The memorandum then sets out the taxation and other consequences of the forgiveness of the debt by a company. Mr Klose states that he forwarded the email to Ms Lyons, Mr Klose’s assistant, and copied it to Mr Swindells on the same day. He stated:
Deb, can you please action this re. the MYOB entries once we have the minutes from the Directors Meeting.
Zach, Martin mentioned he is visiting in the next week, as we will need a directors meeting to minute the debt forgiveness.
MK
Mr Klose states that on 17 July 2013 he sent a further email to Mr Swindells which forwarded both the emails that referred to the advice from Mr Scheiber, which noted the necessity for evidence of the debt being forgiven and a recommendation for a minute of directors meeting noting the forgiveness, and the email he had sent to Ms Lyons directing her to make the receiving entries in the MYOB records. He stated in his email:
Zach, Also what about Dean/Sarge/Nick loans.
…also what about Dean/Sarge/Nick loans, do you want to debt forgiveness for them as well? Chris Monching (I assume not)????
Each of those persons referred to were current and former employees to which he understood, based on his review of the Company’s MYOB records, that the Company had granted loans to, being Dean Manners, Sajeewa Warnakulasriya, Nick Terrell and Chris Monching.
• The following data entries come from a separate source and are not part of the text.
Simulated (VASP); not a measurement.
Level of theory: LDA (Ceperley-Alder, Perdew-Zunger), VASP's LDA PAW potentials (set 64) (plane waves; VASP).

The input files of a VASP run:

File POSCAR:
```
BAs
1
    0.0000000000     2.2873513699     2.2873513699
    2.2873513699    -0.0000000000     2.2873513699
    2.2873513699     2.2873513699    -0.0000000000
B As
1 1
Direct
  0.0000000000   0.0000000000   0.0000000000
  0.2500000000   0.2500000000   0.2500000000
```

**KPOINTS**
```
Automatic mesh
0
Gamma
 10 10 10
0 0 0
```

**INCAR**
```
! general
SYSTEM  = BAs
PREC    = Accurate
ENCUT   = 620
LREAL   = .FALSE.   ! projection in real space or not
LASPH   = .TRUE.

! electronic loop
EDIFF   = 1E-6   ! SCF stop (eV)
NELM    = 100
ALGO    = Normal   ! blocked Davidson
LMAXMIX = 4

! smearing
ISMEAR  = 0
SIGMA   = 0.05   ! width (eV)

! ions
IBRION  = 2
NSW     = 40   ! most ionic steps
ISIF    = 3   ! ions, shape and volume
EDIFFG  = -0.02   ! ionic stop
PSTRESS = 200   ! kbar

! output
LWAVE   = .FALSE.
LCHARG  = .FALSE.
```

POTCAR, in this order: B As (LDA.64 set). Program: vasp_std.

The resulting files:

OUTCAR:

On 25 July 2013 Mr Cheeseman, the Company Secretary, emailed Mr Klose under the subject heading ‘Re. ISPONE: Debt Forgiveness Board Minutes Attachments: Directors Meeting 25 July 2013.doc’:
Thanks Mark, the Board Minutes are attached. Could you save to the Board Minutes folder please.
Kind regards,
Martin.
Mr Monching had, by that time, fallen out with Mr Swindells and the company and indeed, as outlined above, he was being pursued for payment of his outstanding loan balances, hence the reference to the assumption that Mr Monching was not to be the subject of the debt forgiveness resolution. Mr Swindells replied by email stating ‘Agreed to all of the below’. Mr Klose states that he understood this to mean that Mr Swindells agreed to the forgiveness of the loans for himself and the persons mentioned, save Mr Monching, and that he agreed to have a directors meeting to minute the forgiveness of the loans.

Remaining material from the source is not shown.